For the first time, sensors that can detect codes like this are standard on consoles, or at least easily accessible. Every Xbox One comes with a Kinect, which can read a QR code or any other code off of a phyiscal toy. The PS Eye doesn’t have the same level of fidelity of the Kinect, but it could easily handle a task this simple.

In the past, this would have had to be done by entering some long serial with the controller or the keyboard accessories that no one had. The scanning, though, brings in short-term use capabilities. Like say, if you’re activating a character in a fighting game, maybe it’s unlocked for a number of fights every time you scan it, or until you sign off, or sure just forever, one-time-use.

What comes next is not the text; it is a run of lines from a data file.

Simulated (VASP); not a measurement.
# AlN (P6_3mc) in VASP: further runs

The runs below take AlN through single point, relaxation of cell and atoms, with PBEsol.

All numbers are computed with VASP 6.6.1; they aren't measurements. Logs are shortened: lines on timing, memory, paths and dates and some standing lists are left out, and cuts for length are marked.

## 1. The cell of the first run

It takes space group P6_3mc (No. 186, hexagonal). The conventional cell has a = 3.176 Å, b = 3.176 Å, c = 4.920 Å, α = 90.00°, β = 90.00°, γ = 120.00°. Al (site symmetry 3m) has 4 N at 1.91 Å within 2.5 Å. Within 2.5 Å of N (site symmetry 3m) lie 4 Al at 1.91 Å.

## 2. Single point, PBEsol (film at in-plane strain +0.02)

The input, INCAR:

But here’s where this really gets interesting: You could start to get rid of the very dumb exclusive retailer versions of games. Everyone hates when a game like Marvel Ultimate Alliance or a Street Fighter comes out and certain characters (or even cool unlockables) are only available at certain stores. It’s impossible to get everything in one game. Well, if Target could get just the Black Panther action figure exclusive with unlockable character, and Walmart got the Scarlet Witch, and so on and so on, that goes at least some way to fixing this, yes? You don’t have to buy different games, just different (much cheaper) action figures. It gives everyone options for making the state of things less terrible.

(And if you don’t have room for a bunch of action figures, and just want the digital version and for whatever reason it isn’t available as digital only? Well, that’s a downside. But donate it or something, you scrooge.)

This, really, is the kind of thing that can make games — or anything — feel better. Not revolutionised, or deeply innovated, really, just better in that pleasant way that makes you stop and say Oh, that’s really convenient. Which, most of the time, is really the best way. And increasingly hard to come by.